Two volunteers sit at a table and look into microscopes while they carve away at fossils. A woman in the background handles another microscope.

The McDonald’s Fossil Preparation Lab offers one of several behind-the-scenes opportunities for volunteers to get hands-on experience with our collections.  

Morgan Anderson

Behind the scenes

Behind-the-scenes volunteers support the museum’s administrative, scientific, and exhibitions departments. These opportunities are only available on weekdays from 9am to 5pm.

Conservation education

Our Keller Science Action Center is involved in conservation education that engages students, community groups, and educators through field trips to natural areas in Chicagoland’s Calumet Region. Volunteers work with students from 3rd to 12th grade. Responsibilities may include leading small groups in educational activities and exploration and supervising students to ensure their safety and well-being.

Volunteers make a yearlong commitment (at least six field trips). You must have access to transportation to stewardship sites.

Collections care

Collection Center volunteers work alongside our staff to count and sort artifacts, specimens, and records for our anthropology, botany, geology, and zoology collections. You’ll also do important administrative work, construct new foam-support housing or boxes for collection items, and tackle other tasks as needed.

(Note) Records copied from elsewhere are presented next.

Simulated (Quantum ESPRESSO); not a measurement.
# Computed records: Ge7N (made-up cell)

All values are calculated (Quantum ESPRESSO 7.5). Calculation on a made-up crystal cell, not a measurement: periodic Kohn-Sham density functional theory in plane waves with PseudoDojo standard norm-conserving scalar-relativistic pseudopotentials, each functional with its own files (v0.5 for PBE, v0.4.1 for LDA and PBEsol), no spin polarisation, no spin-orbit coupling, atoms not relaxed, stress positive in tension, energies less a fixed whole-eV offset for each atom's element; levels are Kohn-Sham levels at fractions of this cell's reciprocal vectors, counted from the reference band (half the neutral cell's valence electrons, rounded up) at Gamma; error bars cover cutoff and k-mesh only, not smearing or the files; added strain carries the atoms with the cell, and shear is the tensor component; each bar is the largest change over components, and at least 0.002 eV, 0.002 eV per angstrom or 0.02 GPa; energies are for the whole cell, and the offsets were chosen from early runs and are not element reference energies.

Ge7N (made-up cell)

Ideal candidates have academic or professional backgrounds in anthropology, botany, geology, or zoology, and must commit to working one full weekday per week for at least six months.

Administrative support

Our teams who work in fundraising, communications, and other administrative areas appreciate the help of highly organized, tech-savvy volunteers. Administrative volunteers do everything from filing paperwork and sorting mail to maintaining databases and providing support for departmental meetings and events.

Volunteers must commit to working one weekday per week for at least six months.

Teen opportunities

Our competitive summer teen volunteer program is designed for outgoing, curious high school students with a strong interest in the natural sciences and/or early childhood education.

Learn More About Summer Teen Volunteers

Benefits

Volunteers are unpaid, but that doesn’t mean you won’t be rewarded.

The cultural perks you’ll enjoy as a volunteer include free Field Museum membership, free admission to other area museums, and discounts at Field Museum restaurants and retail shops. Volunteers also get invites to members-only events, staff celebrations, special exhibition previews, and more.

You’ll also have the opportunity to meet world-renowned scientists and experts, explore our libraries, and connect with other enthusiasts who share your fascination with history, science, and culture.